Federated learning manages slow or unreliable devices through asynchronous communication, adaptive device selection, and fault-tolerant aggregation strategies. In this setup, devices train local models on their data and send updates (like gradients or weights) to a central server. The server combines these updates to improve a global model. Slow or unreliable devices can disrupt this process, so federated learning employs techniques to minimize their impact without requiring constant connectivity or high-performance hardware.
One key approach is asynchronous model aggregation. Instead of waiting for all devices to respond in a fixed time window, the server proceeds with updates from devices that complete training within a reasonable timeframe. For example, a server might set a 5-minute window to collect contributions, ignoring devices that take longer due to low compute power or spotty connections. This prevents bottlenecks and ensures progress even if some devices lag. Additionally, the server can assign timeouts to individual devices, dropping their participation in a given round if they exceed the limit. This avoids indefinite waiting while allowing slower devices to contribute in later rounds when they’re available.
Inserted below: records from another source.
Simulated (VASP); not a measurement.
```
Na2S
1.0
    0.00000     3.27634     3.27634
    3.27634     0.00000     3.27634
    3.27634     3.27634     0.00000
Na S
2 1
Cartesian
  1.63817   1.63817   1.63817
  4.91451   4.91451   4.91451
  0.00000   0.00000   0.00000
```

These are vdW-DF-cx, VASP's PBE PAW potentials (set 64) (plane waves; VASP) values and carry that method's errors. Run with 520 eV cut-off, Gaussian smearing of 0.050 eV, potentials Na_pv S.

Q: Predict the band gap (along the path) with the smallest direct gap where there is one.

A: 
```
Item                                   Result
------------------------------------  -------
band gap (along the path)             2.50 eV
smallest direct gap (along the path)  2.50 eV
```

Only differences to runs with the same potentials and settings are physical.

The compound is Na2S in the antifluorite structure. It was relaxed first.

Another strategy involves prioritizing reliable devices during selection. The server can track historical performance metrics, such as a device’s average response time or dropout rate, and exclude those with poor reliability. For instance, a smartphone with frequent network disconnections might be deprioritized until its connectivity stabilizes. To further reduce strain on slow devices, techniques like model compression (e.g., quantizing weights to 8-bit integers) or partial updates (sending only a subset of parameters) minimize data transfer and computation. Frameworks like TensorFlow Federated also implement retry logic for failed transmissions and redundancy by duplicating critical training tasks across multiple devices. These steps ensure that the global model continues to improve even when some participants are intermittently unavailable or underperforming.